Family life: My brother on his graduation day, Up Where We Belong and double-layer trifle

Readers’ favourite photographs, songs and recipes
  
  

Jon Rolfe’s brother Paul on the day of his graduation in 1970, on the seafront in Aberystwyth
Jon Rolfe’s brother Paul on the day of his graduation in 1970, on the seafront in Aberystwyth. Photograph: PR

Snapshot: My brother on his graduation day, 1970

This is the only graduation picture my father took of my brother Paul, on the Aberystwyth seafront in July 1970.

When Dad died last year, I inherited his collection of slides spanning the 60s and 70s. Most are of the annual family motoring holiday in Europe. I had seen them before, but this one was new to me. “17 – Paul graduated.”

I know Kodachrome was expensive those days, and you only got 36 shots on a roll. But this isn’t the last frame on the roll. It’s preceded by a scenic in Gloucestershire and succeeded by a shot in France. And Dad was a keen photographer – using an expensive rangefinder and deliberately choosing good film – not a reluctant family duty snapper. So, why just take this one shot?

It’s a strong, complex image. You know there is a story there. Whatever his subconscious reason for shooting just one frame, Dad just couldn’t help himself. The image has movement, ambiguous eye contact, beautiful colour, depth of field fall-off and even a slight wide-angle connection. Framing Paul centrally, awkwardly created tension. And Dad instinctively placed the eyeline on the horizon, the face at the sea/cliff juncture, caught exactly the three repeated sets of legs, and so on.

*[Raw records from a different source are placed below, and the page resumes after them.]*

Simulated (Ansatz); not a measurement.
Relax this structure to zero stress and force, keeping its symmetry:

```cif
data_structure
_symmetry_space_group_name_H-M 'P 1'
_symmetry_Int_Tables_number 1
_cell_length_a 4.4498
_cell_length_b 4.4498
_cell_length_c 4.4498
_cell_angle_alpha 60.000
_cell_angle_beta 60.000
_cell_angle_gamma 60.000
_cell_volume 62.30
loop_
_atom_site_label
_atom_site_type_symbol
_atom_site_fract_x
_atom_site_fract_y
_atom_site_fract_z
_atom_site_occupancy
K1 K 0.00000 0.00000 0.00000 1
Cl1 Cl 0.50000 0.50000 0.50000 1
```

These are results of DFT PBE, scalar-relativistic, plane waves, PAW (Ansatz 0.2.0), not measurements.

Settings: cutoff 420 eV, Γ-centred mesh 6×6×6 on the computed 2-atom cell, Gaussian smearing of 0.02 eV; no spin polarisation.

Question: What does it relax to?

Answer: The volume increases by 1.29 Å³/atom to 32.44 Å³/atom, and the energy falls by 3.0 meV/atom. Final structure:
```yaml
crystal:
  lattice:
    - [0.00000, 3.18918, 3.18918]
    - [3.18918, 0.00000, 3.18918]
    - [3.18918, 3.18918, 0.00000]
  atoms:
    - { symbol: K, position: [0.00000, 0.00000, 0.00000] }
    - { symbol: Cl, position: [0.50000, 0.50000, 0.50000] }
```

It’s also a very uncomfortable image. Our dad was empirical, serious, work-oriented, inflexible and never shy in showing disapproval. He was an engineer, never went to university and I think he hated the 60s. And Paul was the second-born son, destined always to live in the shadow of first-born, Peter, who went on to qualify as a successful commercial pilot. Paul’s path followed the arts, he embraced the 60s, and he studied for a degree in German. Only 20 years after the war ended, I wonder if perhaps it was “too soon”? Mum and Dad survived the war, but their memories were surely still fresh.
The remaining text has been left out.